The walleyes moving into the nets at the DNR this year set a record for early arrival. They showed up at Dunton locks on March 30, beating the previous early record date by a couple of days.
Unfortunately, the cold fronts that have rolled through the area over the last week have moved the fish out. They will move in and out based on water temperatures and comfort. Nights that stay warmer and don’t cool off the water after sunshine and warm days will bring them in in numbers. We need a warm-up with stable weather to really let the spawning ritual get into full swing. The early ice out, but slow warm-up has been the situation all over the state.
To the north, the early Rainy River ice out raised high expectations for a long early season. The water has remained between 35-38 degrees and the bite has been inconsistent due to the low water temps, high water, fast flow, and dirty conditions. It looks like the last week of the season will be the best.
To the south, the Mississippi River continues to stall in the low 40 degree range. Cold fronts, cloudy days, and a couple of snow storms have had a yo-yo effect on the water temps and the bite activity. A few good days, a great day, and some poor days have been the cycle of the last month.
With the early ice out, local anglers can look forward to a longer early season pan fish season. It is delayed some due to Mother Nature. Typically, the week after ice out will bring the water temperatures up enough to get the bite activated in the shallow water. The cold and cloudy days, and the cold nights have stalled the warm up. The high winds of the last week have made it challenging and uncomfortable to get out on a consistent bite pattern.
When the water stays in the 40 degree range, look for the crappies to be in the 8-15 foot water outside some of the shallow weed spawning areas. As the water warms into the 50-60 degree range, the males will move into the spawning areas first and hold for long periods of time. The females will move in and out of the area. As the water warms and the spawn time gets near, the fish will become aggressive in there feeding. Not all lakes warm the same, and not all the crappies will spawn at the exact time and water temperature.

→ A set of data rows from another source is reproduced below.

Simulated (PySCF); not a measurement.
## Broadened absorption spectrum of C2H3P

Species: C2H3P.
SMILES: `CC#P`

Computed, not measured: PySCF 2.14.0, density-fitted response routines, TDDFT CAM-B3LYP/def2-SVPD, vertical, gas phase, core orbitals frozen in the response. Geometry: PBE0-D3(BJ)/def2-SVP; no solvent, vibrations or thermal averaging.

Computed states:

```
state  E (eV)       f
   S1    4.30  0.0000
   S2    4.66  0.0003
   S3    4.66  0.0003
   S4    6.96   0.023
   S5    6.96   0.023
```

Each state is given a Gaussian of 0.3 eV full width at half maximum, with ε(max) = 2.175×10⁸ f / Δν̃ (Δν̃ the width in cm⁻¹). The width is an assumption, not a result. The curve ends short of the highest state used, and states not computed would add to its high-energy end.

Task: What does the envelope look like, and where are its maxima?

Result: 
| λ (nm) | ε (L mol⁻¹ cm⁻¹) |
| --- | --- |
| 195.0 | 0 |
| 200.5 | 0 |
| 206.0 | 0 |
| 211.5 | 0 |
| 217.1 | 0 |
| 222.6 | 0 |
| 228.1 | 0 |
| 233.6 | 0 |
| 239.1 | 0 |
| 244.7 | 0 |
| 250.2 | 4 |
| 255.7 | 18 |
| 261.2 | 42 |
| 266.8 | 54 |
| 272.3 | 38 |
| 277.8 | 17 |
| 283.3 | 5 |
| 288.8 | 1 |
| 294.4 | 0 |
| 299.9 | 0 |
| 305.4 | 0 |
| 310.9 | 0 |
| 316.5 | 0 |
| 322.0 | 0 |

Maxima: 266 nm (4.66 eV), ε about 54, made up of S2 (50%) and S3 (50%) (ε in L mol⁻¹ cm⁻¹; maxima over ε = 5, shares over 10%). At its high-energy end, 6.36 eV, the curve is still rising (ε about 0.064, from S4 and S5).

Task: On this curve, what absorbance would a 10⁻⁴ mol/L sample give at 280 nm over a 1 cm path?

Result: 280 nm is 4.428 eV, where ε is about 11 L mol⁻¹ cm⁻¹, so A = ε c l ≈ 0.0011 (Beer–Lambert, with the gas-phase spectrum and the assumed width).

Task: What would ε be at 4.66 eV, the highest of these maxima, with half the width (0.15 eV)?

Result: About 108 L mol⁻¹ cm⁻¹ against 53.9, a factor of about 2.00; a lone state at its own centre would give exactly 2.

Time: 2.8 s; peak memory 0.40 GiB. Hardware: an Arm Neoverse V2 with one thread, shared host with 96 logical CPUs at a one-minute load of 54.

Most times they will be suspended close to half the depth of the water they are holding in. Fish slightly above them with your bait presentation. A slip bobber rigged with a hook or small jig, and a crappie or fathead minnow is all that is needed. Casting small jigs tipped with minnows or plastics can pull the aggressive fish out of the school. Popping and dropping, or snapping and twitching the jig just overhead will let you know what they like.
Colors matter. Play with colors for jig heads, hair jigs, or plastics. Some classic starting colors will be white, pink, black, and chartreuse. Most times, a different plastic body (or hair) color and jig head color works best. The contrast can make for an easy target for the fish. Get the rods, reels, tackle boxes, and boats (if you have them) ready. It will be happening soon.